Today had been a total and completion validation of my decision to unschool PanKwake. For those of you, who may not be familiar with unschooling, my favorite quote is by Pat Farenga, co-author of the new edition of Teach Your Own: “When pressed, I define unschooling as allowing children as much freedom to learn in the world as their parents can comfortably bear.”
And that is the key…bearable. One area and only one area where I doubt myself is…reading. PanKwake is nine and cannot read. She has excellent reading comprehension skills mind you. She can answer almost any question that you throw at her about a story you read to her…except things that would boggle any autistic child mind like: what do you think happens next, how do you think he feels. But when I use my fingers to track words or even purchase technology like read-along books and apps, she refuses to even track the words with her eyes. She cannot even accurately recognize all the letters of the alphabet.

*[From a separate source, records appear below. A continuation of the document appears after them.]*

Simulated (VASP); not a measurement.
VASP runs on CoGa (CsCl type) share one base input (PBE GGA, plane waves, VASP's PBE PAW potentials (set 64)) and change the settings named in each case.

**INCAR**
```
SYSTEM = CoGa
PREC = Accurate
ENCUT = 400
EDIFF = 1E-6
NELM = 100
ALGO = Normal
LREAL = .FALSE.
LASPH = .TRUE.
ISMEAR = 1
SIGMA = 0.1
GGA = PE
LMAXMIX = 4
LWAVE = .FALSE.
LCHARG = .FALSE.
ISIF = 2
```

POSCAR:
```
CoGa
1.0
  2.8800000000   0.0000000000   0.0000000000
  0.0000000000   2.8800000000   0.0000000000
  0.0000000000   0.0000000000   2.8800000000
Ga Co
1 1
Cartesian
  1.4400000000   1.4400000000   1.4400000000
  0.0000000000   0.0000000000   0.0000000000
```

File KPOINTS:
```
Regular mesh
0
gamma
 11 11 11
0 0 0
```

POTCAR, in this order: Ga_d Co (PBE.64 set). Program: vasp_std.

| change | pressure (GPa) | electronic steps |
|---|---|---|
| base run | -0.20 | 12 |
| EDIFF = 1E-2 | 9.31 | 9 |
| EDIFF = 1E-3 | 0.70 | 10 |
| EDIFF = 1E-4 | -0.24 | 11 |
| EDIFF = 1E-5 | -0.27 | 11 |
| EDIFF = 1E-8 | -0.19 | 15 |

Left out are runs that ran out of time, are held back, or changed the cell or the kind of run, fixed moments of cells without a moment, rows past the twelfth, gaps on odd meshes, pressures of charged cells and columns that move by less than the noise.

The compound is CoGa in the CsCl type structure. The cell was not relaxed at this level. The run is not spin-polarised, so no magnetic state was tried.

I am a ferocious reader…and a writer. Imagine how I feel about the possibility that my incredibly smart and talented little girl might never share that love of the written word. More times than not…I feel like a complete failure in this one area.
- I could not read until I was ten myself. Words made no sense to me no matter how hard my teacher tried or the tutor that they got me from the local college. Then one day it just ‘magically’ clicked…and I went from being unable to read, ‘See Spot run. See Jane run. See Dick run. See them run,’ to reading Little House on the Prairie in less than six months.
- The exact same thing was true of my two oldest children, who were also homeschooled…and in a much more structured way. They were both angry because their four year old brother, whom we were not actively teaching to read yet, was looking over our shoulders and reading better than they could. And now both LOVE reading…and one has a degree, the other is studying to become a teacher.
- We put my other (adult) special needs son into school because we felt ‘unqualified’ to teach him and believed the ‘experts’ could do better. When he graduated, he is barely functionally literate. And for that expertize…he endured ten years of bullying. (I am sorry my beloved son…I do not have many regrets in this life but putting you in school is one.)
- I know and have read extensively on Piaget and child development theory and I know that PanKwake remains in the pre-operational stage and lacks the focus and attention to tackle something she finds this challenging.
- I can see all of the good things that unschooling has done for her…social skills that even few autistic adults have, better emotional regulation, and most importantly the confidence and happiness that she had lost when she was at school because of bullying.
Even though I know to the bottom of my heart all that stuff, I still feel like I am failing. Even though I am committed to waiting for those signs of maturity and development that will tell me she is ready to tackle it. Even though I know that she lacks the ability to transfer short term memory to long term…a brain development and growth issue that we await. Even though I tell myself that the more important even than reading is the ability to think and reason…which she does superbly. Even with all of that…I still doubt.
She came to me today and wanted to play with her ABC puzzle. That is amazing because puzzles are one of those pre-reading skills that have been lagging behind. So I would have been happy and considered it ‘reading’ to do ANY puzzle…but her letter one?!? Granted, it was about five minutes and I lost her, but that in itself is confirmation of those developmental milestones that we must achieve first.
If that was not enough, she then showed me her strengths by telling me that she was ‘beta’ testing a new design in Minecraft and please do not turn off her television as she was ‘multi-tasking.’ How can any teacher, even a kiss-ass one like my daughter will be or my son is, support those strengths while minimizing her challenges? Especially when they are under pressure from bureaucrats to meet standardized test scores that have nothing to do with the needs of the individual child.
To top it off, when her carer was here…she agreed to do it again with her. One of the other puzzles was strewn across the floor so I suggested that they could do that one together and help clean up at the same time. Of course being autistic she wanted to repeat her earlier success and do the same one we had earlier. Fair enough. So I begin to clean up the other one. She looks up and sees that I have more of mine put together than she does. She comments that it because I have fewer pieces. Her carer, who is studying to become a teacher with her older sister, comments that it is the same number of letters. But you see my pieces were bigger, so thus she thought there were less of them. The very idea of conservation of mass/space that Piaget sees as a key marker between pre-operational and operational thinking. I pointed that out to my carer, who was rightly impressed.
And in that moment I knew…unschooling…allowing her brain to grow…and awaiting key child development milestones that harken reading readiness was the absolute right and best choice for PanKwake. And home educating is the only place with the freedom from national standards, one size fits all/no one, and standardized testing that is failing not just our autistic and special needs children, but all of our children, our families, dedicated teachers, the schools and especially our society.
And today is why I believe that unschooling offers a brilliant way forward for many of our children on the autistic spectrum.
Like pieces of a puzzle that just magically fit together. It will all magically come together…one day…in her time.